The latest figures on Chinese capital flows show the government is succeeding in curtailing outflows, but the problem of illicit outflows – so-called ‘underground money’ – continues unabated.

In recent years, the Chinese government has scrutinised Chinese firms’ foreign acquisitions in a bid to stem outflows and exert downward pressure on the renminbi. It appears these efforts are bearing fruit, with the Q1 figure of $21 billion down from Q4 2016’s $161 billion.

However, there is one component of the official quarterly flows data called ‘errors and omissions’, widely understood as flows originating from illicit channels, which has risen in recent years.

In the Q1 figures $58 billion of capital outflows fall into this category. ‘This suggests that there were indeed increased flows that cannot be captured by the official channels of measurement,’ said Aidan Yao, senior economist at AXA Investment Management. ‘Underground money market transactions are obvious candidates for these flows.’

Besides so-called underground money, Yao said ‘capital/portfolio flows disguised as current account transactions, which is done to avoid capital controls, and as well as direct investments’ also form part of the ‘errors and omissions’ component.

Speaking on condition of anonymity, one investor told Citywire Asia: ‘There are always going to be capital outflows, due to the liquidity needs of subsidiaries of Chinese companies, that find ways to skirt the law.’

Clampdown in effect

Nonetheless, the figures clearly show that the government’s efforts to stem outflows via mainstream channels are working.

Compared to Q4 2016, capital outflows have fallen by $140 billion in the latest reporting period. ‘This shows the control policy has been effective,’ Yao said. ‘At least [when it comes to] curbing the outflows via legal channels, including outbound direct investment, cross border lending by banks, foreign exchange purchases by citizens and offshore insurance purchases by locals.’

Kevin Kearns, portfolio manager and senior derivatives strategist at Loomis, Sayles & Company also agrees that the policy has been ‘highly effective’. ‘What we had seen before the capital controls was that a lot of money followed into real estate specifically, we see now that has dried up.’

The Q1 capital outflows figure of $21 billion includes a net change in foreign assets (-$54 billion), a net change in foreign liabilities ($91 billion), and errors and omissions in the balance of payments (-58 billion), according to Julian Evans-Pritchard, China economist at Capital Economics, who wrote a report on the latest figures. He added that outflows in Q1 were partly a result of China’s need to fulfil its ambitious Belt & Road Initiative.

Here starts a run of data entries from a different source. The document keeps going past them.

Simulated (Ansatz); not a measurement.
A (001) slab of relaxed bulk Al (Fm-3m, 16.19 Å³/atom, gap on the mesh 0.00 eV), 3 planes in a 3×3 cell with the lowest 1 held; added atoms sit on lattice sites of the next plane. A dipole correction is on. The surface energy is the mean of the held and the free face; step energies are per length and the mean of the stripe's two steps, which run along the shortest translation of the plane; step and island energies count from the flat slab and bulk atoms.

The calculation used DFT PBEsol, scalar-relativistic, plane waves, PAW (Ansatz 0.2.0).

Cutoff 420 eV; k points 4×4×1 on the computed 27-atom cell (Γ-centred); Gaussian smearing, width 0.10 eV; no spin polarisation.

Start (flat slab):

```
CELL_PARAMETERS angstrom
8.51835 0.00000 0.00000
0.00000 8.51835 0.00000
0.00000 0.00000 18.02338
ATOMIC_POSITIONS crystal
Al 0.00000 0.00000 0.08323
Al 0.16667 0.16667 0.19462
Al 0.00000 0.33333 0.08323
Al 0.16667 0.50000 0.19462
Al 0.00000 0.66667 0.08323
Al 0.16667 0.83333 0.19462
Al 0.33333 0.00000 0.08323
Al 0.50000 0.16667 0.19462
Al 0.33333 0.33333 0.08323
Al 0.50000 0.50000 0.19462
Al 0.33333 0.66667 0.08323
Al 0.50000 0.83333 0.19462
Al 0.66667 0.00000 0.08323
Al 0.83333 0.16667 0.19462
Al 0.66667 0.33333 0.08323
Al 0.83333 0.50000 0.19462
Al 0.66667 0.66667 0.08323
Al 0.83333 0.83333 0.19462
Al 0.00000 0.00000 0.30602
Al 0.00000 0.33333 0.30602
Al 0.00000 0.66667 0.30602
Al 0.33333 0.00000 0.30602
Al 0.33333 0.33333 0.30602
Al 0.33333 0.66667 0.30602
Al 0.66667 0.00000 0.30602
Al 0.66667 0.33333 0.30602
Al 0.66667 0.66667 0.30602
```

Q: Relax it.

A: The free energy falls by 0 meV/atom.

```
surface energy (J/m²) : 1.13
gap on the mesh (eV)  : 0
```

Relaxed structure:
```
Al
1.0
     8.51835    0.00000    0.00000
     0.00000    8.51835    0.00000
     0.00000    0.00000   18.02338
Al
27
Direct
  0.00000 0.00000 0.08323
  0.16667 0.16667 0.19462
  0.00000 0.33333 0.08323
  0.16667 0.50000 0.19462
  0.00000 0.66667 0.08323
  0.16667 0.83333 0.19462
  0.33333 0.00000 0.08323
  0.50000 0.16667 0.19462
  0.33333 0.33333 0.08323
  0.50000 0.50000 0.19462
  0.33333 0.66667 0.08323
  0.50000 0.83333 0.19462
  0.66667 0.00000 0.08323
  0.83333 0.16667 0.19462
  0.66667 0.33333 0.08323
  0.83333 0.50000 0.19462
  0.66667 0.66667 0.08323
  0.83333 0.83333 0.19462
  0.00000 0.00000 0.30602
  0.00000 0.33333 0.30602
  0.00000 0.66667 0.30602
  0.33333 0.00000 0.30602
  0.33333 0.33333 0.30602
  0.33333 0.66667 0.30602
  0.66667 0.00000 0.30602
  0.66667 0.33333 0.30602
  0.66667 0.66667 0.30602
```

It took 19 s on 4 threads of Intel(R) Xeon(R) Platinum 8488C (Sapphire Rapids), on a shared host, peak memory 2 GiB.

The reduction in capital outflows is also related to China’s financial deleveraging, said Wenjie Lu, BlackRock’s China investment strategist. He said Chinese policymakers have no problem with Chinese companies pursuing overseas positions or investments generally. However, if those companies have to rely on a very high level of leveraging or even employ shadow credit tools then they will fall under the restrictions.

Chinese assets such as government bonds also look more attractive than many offshore assets right now, Lu added, which is also contributing to the decline of capital outflows.

Preliminary figures for Q2 will be published in August and investors will need to wait until September for a detailed breakdown, according to Evans-Pritchard.